It is very common in regional English accents for t's in certain locations to be pronounced as glottals. It's less common with d's. So the words mottle and model are prounced the same in standard English, aside from the t/d distinction. But only in mottle is the t reduced to a glottal in certain regional accents, whereas in model it is still a clear d in those accents. (And in some regional accents, the L in each is reduced to a kind of W sound in those words.) We can produce several other parallel examples. In standard English what and wad differ only in the t and d, but only the first gets reduced to a glottal in some accents. Similarly we can compare Batman vs badmouth.

Though in tidbit, the t/d precedes a b. Does this make a difference? I think it does. It seems that the d can get reduced in words like bedbug, goodbye, etc.

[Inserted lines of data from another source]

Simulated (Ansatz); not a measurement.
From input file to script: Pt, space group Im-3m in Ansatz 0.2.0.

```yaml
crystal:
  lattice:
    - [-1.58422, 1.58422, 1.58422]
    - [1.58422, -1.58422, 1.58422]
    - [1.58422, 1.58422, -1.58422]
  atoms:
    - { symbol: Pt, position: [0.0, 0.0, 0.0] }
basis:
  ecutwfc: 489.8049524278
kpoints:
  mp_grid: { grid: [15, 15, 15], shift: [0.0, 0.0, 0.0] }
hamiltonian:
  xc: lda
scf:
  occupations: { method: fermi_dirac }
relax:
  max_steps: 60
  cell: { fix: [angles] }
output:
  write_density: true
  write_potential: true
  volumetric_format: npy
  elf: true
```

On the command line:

But does that mean that you can't distinguish -db- from -tb- in such accents? There are cases where homophones in one accent are not homophones in other accents, the indistinguishable pronunciation of marry, Mary and merry in certain US accents being the most famous example

So can you do a little experiment for me? When you say these words, in comparison to the invented comparator, can you tell the difference:
bedbug vs betbug
goodbye vs gootbye
handball vs hantball
woodbine vs wootbine
roadblock vs roatblock
deadbeat vs detbeat

Similarly, can you tell the difference between:
outback vs oudback
meatball vs meadball
flatbed vs fladbet
cutback vs cudback
dirtbag vs dirdbag
paintball vs painedball

In my case, when I speak casually, and reduce the t and d, I find there is still a voiced/unvoiced distinction, even though I am producing a glottal-like sound rather than a BBC t or d. But that might be different for you.

So, if in fact you can tell these distinctions, you can workout whether you are saying titbit or tidbit.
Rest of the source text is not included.